Two existing scholarly analyses of “world music” are Andrew Goodwin and Joe Gore’s “World Beat and the Cultural Imperialism Debate” and George Lipsitz’s Dangerous Crossroads (see also Chambers; Erlmann; Feld; Guilbault; Hernandez; Roberts; Sharma; Taylor). Goodwin and Gore focus on two competing interpretations of world music. The first is a neo-marxian critique of world music as an instance of “cultural imperialism” (Boyd-Barrett). This perspective focuses on the role of world music in a Western-dominated system of global economic exchange, often having little to say about the content or reception of the music itself (for a notable exception, see Taylor). On the other side, some cultural studies scholars emphasize the diversifying and potentially subversive effects of non-Western musics on Western culture (referred to by Roberts as “indigenization”). Neither of these analyses, Goodwin and Gore point out, analyze world music musicologically; the former focuses on economics and the latter on relatively abstract ideology.

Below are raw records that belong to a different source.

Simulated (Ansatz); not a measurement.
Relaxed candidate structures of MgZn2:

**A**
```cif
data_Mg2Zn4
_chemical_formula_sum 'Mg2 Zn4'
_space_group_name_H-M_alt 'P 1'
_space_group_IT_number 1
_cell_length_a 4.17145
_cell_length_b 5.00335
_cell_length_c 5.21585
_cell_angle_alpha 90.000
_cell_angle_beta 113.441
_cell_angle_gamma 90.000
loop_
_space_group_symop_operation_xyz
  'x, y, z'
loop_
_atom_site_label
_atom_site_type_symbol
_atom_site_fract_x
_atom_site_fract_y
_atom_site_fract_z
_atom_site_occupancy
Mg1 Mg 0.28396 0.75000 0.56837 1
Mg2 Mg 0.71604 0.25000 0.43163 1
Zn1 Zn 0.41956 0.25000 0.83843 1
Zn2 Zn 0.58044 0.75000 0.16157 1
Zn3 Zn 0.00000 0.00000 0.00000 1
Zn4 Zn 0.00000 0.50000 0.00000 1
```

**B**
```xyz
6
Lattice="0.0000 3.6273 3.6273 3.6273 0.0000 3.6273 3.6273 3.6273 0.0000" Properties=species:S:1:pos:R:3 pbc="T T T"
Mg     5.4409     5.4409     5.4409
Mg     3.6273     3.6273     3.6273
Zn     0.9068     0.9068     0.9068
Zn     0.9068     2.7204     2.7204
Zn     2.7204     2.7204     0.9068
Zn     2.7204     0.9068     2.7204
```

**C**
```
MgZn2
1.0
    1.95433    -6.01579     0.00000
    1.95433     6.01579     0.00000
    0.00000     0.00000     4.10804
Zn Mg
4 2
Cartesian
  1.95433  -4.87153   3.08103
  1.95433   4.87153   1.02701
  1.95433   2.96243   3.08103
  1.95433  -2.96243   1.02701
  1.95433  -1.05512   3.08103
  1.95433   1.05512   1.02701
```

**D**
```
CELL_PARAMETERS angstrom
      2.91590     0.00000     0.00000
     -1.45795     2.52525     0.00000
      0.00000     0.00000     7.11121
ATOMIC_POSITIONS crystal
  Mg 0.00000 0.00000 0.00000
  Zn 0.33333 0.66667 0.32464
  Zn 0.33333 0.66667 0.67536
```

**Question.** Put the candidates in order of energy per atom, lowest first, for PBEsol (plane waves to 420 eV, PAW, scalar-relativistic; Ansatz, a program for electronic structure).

Ultimately, Goodwin and Gore discount the cultural imperialism thesis. First, world beat does represent a significant trend toward reversing the unidirectional flow of culture from first to third world identified by the proponents of the cultural imperialism thesis. Second, they argue that we must have a theory that accounts not only for patterns of global ownership of culture, but for patterns of global discourse–that is, while economics affects discourse, the latter cannot be reduced to the former. Finally, they also argue that the “cultural subversion” argument, while holding some promise, overlooks potentially reactionary uses and readings of world music such as its function as “aural tourism” of the “exotic other” (for more on this thematic, see Birnbaum; Hermes; Sharma; Taylor; Torgovnick). Ultimately, while these authors challenge both poles in the argument, they argue that “we have no idea what third world sounds mean in the West” (76), a gap I hope to begin to fill in.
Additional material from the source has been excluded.